On the night of the Fourth, at dusk, along a path that skirted Lake Erie, I saw fireflies (or, as some call them, lightning bugs) for the first time in my life. All these little bursts of gold hovering among the grasses in the darkening, humid Ohio air, almost beckoning us forward. “Look! Fireflies!” I felt like a kid, full of awe, wondering how I had never seen these beautiful creatures before. 

Later, that same night, I saw them again when Anna and I went outside to smoke. I stood out in the yard of Em’s beautiful Tudor revival house, and I kept watching them flicker in and out of sight, like magic, strange little messengers trying to tell me something, as though speaking a different language, inscrutable and ancient. It didn’t feel like seeing them so much as being met by them. Like a spell had been activated, or as though something I didn’t know I’d been missing had returned.

I stood, hypnotized. Fireworks bloomed above the treetops.

I felt much the same way when I first heard Lightning Bug a few years ago, which is why I decided to make this the first post for my Listening Rituals series. There are times when you hear a song or an album, and you can feel a shift inside yourself at a cellular level. That’s what Listening Rituals celebrates: those moments when music leads you to a fundamental realization, maybe in who you are, who you or were, or who you long to be. Those moments are sacred, in my eyes, and become bookends to our most intimate experiences. A Color of the Sky, by Lightning Bug, is one such album for me.

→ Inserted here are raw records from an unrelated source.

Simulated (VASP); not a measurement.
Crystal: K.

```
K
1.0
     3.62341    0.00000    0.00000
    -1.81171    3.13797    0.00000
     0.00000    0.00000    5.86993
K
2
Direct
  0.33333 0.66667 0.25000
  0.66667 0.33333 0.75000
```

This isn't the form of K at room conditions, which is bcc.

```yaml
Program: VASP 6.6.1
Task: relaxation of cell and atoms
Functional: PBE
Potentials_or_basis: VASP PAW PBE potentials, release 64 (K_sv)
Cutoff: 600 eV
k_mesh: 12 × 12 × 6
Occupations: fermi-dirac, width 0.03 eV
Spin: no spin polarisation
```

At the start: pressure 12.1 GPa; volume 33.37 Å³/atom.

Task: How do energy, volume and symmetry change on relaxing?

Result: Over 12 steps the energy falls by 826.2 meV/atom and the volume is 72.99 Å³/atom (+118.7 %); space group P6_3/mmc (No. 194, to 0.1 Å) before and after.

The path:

I first heard A Color of the Sky at a time when some rituals in my life were as strong as ever, some were quickly fading away, and others were surfacing anew.

I had just moved into a new apartment in 2021, I was still sober, and I had just gotten my first deck of Tarot cards. I was pulling cards and setting intentions during new moons, trying to find parallels between my life and in the images of the Rider-Waite set. I was also dating again, meeting up with guys from Hinge, hoping to find a partner I could see myself marrying one day. After six years of sobriety, I eventually decided to drink again later that same year, wondering if this time it was from a place of choice or from succumbing to the social pressures of dating. I knew that the work I had done during my years of sobriety had healed me in many of the ways I had hoped, but I also knew I still felt so fragile and raw, as though the slightest misstep would break me. Still, I felt more content with my life than I had in a long time.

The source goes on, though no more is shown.